The massive political and trade union movements of Brazil’s industrial workers, landless farmers and poor in the favelas, face a deadly danger; the election of a semi-fascist, Jair Bolsonaro. He scored 49 million votes in the first round of the presidential elections, 46 per cent of the total, as against Fernando Haddad, the candidate of the Workers’ Party, PT, who gained 31 million votes or 29 per cent. Without the solid support of the North East, where Haddad won 8 of the 9 states, Bolsonaro would have won outright in the first round.
Bolsonaro’s rise has been spectacular. His Social Liberal Party, PSL, has also won 52 seats in the lower house, making it the second biggest party after the PT with 57 seats. In the 2014 legislative elections, it had only one seat in the lower house. Boosted into a media hero by the assassination attempt on him during his campaign, Bolsonaro is backed by extreme right forces in the military who he courted by praising the country’s brutal military dictators who ruled the country from the 1960s to the 1980s.

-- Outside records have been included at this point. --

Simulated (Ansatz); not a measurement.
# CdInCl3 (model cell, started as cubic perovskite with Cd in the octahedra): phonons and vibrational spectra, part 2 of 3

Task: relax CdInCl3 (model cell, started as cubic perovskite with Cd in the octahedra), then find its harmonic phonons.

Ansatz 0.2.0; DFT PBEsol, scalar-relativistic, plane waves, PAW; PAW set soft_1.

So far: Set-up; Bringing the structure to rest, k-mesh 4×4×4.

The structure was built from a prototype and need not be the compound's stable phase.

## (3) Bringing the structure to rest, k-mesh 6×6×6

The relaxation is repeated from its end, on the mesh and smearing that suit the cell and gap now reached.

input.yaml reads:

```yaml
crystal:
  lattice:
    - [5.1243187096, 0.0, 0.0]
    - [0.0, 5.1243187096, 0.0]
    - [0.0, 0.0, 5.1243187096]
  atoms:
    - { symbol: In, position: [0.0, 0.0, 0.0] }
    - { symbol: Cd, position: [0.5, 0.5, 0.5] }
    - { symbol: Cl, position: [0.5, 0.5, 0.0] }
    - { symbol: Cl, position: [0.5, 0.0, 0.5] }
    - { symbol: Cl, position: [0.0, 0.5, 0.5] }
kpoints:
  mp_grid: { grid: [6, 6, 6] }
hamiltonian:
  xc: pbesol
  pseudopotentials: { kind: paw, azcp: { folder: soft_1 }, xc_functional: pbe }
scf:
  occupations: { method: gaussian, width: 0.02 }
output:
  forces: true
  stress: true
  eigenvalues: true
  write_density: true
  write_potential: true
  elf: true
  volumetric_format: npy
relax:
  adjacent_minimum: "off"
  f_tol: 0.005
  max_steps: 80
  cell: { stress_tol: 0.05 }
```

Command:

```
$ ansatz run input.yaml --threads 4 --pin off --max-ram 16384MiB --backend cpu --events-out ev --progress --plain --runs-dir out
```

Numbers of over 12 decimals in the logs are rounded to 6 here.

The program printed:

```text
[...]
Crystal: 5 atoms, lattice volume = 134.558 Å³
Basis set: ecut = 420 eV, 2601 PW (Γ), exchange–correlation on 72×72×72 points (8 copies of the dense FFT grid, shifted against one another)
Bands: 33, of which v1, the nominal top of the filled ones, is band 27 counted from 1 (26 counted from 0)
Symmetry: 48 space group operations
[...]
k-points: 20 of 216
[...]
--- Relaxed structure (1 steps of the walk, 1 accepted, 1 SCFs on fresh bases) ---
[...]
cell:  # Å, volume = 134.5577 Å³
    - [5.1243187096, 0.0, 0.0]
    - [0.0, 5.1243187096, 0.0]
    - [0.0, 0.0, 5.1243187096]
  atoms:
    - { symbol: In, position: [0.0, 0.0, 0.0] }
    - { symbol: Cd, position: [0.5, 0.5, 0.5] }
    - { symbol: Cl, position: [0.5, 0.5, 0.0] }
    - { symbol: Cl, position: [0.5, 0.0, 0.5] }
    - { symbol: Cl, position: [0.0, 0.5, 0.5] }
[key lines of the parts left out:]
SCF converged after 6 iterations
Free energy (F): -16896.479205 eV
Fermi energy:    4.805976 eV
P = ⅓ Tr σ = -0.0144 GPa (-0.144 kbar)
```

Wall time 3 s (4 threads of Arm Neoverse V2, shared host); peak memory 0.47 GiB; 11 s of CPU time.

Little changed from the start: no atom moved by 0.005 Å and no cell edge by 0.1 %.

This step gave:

For long regarded as just a right wing maverick, Bolsonaro has issued regular threats of violence against the workers’ leaders and engaged in the foulest demagogy and hate speech against his black and mixed race countrymen and women, as well as against gays and indigenous peoples. This played well with a mass following amongst the privileged white middle class, especially in the Evangelical Christian churches. This social base is bitterly resentful of the limited reforms that PT presidents Lula da Silva and, to a lesser extent, Dilma Rousseff, enacted between 2002 and 2016.
The PT’s rule was ended by a “legal” coup carried out by the Senate and Rouseff’s vice president Michel Temer on 31 August 2016. Since then, Brazil has been in turmoil with regular mass demonstrations and one day general strikes and the country has failed to recover significantly from the economic collapse of 2014; growth was only 1 per cent in 2017-18. Resistance campaigns were organised by the PT and its associated mass formations like the Landless Workers’ Movement, MST, and the trade union federation, CUT, as well as Brazils’s significant far left parties like the Party of Liberation and Socialism, P-Sol.
However, to protest against a coup like Temer’s but to hold back the masses from overthrowing him and the bourgeois parties and judges who supported him, has led to a situation where the forces of the right are determined to crush and pulverise the workers’ and popular movement. They have no democratic inhibitions like the PT leaders, knowing that the Brazilan state machine is theirs and can be relied on to do their bidding.
Their aim is to install a savage regime of privatisation and neoliberal destruction of the social gains and trade union rights made over a third of a century. Women’s, indigenous, landless and gay rights, and their defenders, will all come under attack.
Bolsonaro’s main economic advisor, Paulo Guedes, former investment banker at Bozano Investimentos Ltd, having begun his career at the Chicago School of Economics, has said Brazil should privatise everything from the Banco do Brasil to the national oil company, Petróleo Brasileiro SA. “Sell it all,” he said in an interview with Reuters, “Privatising cautiously, bashfully, just won’t do.”
In the second round, Fernando Haddad is now the only candidate who can stop Bolsonaro, but it is likely, indeed certain, that he will pursue the old PT strategy of cobbling together an alliance with pseudo-social democratic and even outright bourgeois parties of the centre and the centre right, around the idea of “saving democracy”. This is the old “popular front” strategy for defeating fascism, which has been deployed with disastrous consequences, in 1936-9 in Spain and in Chile in 1973 for example. Temer himself was just such an ally!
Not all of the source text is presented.